Eugene Jarecki‘s latest documentary feature, The Six Billion Dollar Man, about Wikileaks founder Julian Assange, will screen at this year’s Cannes Film Festival.
The film was announced this afternoon as a late addition. The film joins Cannes’ Special Screening sidebar. Also announced this afternoon were Martin Bourboulon’s 13 jours, 13 nuits, which will play Out Of Competition, Ma Fere by Lise Akoka and Romane Gueret, which plays in Cannes Premiere, and Chinese filmmaker Bi Gan lands in Competition with Resurrection.

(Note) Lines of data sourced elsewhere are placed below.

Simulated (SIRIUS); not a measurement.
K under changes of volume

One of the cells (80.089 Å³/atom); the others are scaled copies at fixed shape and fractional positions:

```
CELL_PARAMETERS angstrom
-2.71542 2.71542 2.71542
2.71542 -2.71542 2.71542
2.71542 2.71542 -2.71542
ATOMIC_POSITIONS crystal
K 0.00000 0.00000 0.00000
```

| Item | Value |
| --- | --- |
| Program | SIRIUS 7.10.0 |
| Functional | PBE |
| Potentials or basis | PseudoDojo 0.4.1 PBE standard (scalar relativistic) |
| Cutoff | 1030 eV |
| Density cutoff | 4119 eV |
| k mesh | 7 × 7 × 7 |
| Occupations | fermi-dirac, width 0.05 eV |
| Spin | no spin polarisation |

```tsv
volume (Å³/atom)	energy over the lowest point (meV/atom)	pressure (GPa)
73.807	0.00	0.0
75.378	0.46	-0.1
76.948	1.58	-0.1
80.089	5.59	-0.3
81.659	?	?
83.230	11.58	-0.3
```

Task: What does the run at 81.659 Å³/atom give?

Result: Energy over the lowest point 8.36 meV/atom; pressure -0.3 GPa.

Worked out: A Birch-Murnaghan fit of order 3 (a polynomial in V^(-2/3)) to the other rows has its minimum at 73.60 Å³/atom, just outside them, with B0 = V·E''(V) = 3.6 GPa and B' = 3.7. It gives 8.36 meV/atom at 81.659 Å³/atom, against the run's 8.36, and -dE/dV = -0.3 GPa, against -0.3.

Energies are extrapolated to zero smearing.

The Six Billion Dollar Man had been set to screen at Sundance, but was pulled weeks before the festival. Speaking at the time, Jarecki said: “The truth is, significant recent and unexpected developments have emerged at the heart of the story which, if not incorporated in the version for Sundance, would not represent a finished film,” the director says. “Sundance has shaped my career and been a cornerstone of my journey—only something of this magnitude could make me withdraw.”
After years and years fighting the U.S. government and others over the 2010 leaking and distribution of highly classified material related to activity by the American military in the wars in Iraq and Afghanistan, Australian-born Assange and his lawyers struck a deal in June that got him out of prison in the UK. Under the agreement, Assange pleaded guilty to one count of illegally disseminating national security material in a settlement with the Justice Department. In exchange. Assange got his freedom after five years of incarceration in Britain, saw the threat of 175 years behind bars and extradition to the USA lifted, and traveled back home Down Under.